Timeline entry contributed by Gabriela Moya Toledo
The Stern Review is a 700-page report released for the British Government in 2006, led by economist Nicholas Stern, on the economics of mitigating and adapting to climate change. This was the first serious attempt by any government to try to quantify in monetary terms the impacts of climate change.
The report concludes that global climate change is the greatest market failure the world has ever seen, and that the potential risk is so great that the benefits of strong, early action far outweigh the costs.
The report sparked widespread public debate and interest into the potential economic magnitude of anthropogenic climate change.
Timeline entry contributed by Emily Cox
‘Geoengineering the Climate – Science, Governance & Uncertainty’ is a report published by the Royal Society in September 2009 providing an assessment of the main geoengineering options for addressing climate change as well as a discussion of geoengineering governance issues such as those related to research and development and the potential deployment of geoengineering measures.
This was the first major publication addressing the potential of geoengineering solutions to address climate change. The report is important because it reviews technological fixes to the climate change problem that do not involve reducing carbon emissions. It also legitimises further research into the controversial geoengineering field. Given the slow political progress of climate change talks and the accelerating growth of emissions it is highly likely that this publication will influence science and technology
policy in the context of climate change in the coming decades.
The report was premised on a recognition of the widespread, diverse and significant impacts and costs of climate change, for which global efforts towards mitigation and adaptation are yet insufficient, specifically attention towards the reduction of emissions sufficient to avoid large-scale impacts.
The result has been interest in geoengineering, defined by the Royal Society’s report “as the deliberate large-scale manipulation of the planetary environment to counteract anthropogenic climate change.”
Acknowledging a lack of “accessible, high quality information on proposed geoengineering techniques which remain unproven and potentially dangerous”, the study aims to assess the various methods, their potential effectiveness and also possible risks posed.
In particular, it examines two types of geoengineering techniques: Carbon Dioxide Removal (CDR) (to remove CO2 directly from the atmosphere) and Solar Radiation Management (SRM) techniques (to reflect some of the sun’s light and heat away from Earth back into space)

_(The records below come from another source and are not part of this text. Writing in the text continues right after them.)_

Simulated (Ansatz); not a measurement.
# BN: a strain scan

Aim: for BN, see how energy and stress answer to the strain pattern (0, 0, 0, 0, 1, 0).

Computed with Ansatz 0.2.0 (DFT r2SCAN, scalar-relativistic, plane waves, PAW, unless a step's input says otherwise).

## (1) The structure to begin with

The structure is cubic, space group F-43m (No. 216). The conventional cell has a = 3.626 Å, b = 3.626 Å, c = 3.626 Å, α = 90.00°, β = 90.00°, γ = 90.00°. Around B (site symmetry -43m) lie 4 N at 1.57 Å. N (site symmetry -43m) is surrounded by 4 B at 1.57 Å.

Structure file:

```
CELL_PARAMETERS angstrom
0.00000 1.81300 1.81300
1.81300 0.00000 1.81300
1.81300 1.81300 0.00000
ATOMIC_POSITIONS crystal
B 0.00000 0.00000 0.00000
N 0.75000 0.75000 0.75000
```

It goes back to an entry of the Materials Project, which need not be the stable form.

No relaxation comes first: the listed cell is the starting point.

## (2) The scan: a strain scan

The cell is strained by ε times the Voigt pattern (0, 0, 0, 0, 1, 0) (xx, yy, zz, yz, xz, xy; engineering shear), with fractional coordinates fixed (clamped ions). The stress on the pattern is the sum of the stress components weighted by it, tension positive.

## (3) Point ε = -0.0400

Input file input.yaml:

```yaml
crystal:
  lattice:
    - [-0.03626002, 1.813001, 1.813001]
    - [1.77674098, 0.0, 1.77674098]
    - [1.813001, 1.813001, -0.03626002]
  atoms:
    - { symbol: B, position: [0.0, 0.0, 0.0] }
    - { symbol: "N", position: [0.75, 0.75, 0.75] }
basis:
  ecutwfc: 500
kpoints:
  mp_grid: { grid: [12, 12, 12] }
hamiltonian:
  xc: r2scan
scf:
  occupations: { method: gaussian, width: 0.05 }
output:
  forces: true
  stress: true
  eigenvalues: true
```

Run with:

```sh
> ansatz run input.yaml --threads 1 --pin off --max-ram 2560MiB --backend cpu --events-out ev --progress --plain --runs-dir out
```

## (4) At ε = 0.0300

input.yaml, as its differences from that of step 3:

The report recommends that parties to the UN Framework Convention on Climate Change should increase efforts toward mitigation and adaptation; that “CDR and SRM geoengineering methods should only be considered as part of a wider package of options for addressing climate change” and that “CDR methods should be regarded as preferable to SRM methods.” The report also recommends that the UK government fund a ten year research programme into geoengineering, and with regard to governance that “The Royal Society, in collaboration with international science partners, should develop a code of practice for geoengineering research and provide recommendations to the international scientific community for a voluntary research governance framework.”
Timeline entry contributed by Matthew Gross and Joe Bull
Founded in 1991 as a response to the dramatic political changes in the region, the Environmental Partnership for Central Europe (as it was first called) initially aimed to identify key environmental issues and goals within the regions, for which US-based private foundations could provide financial and technical support.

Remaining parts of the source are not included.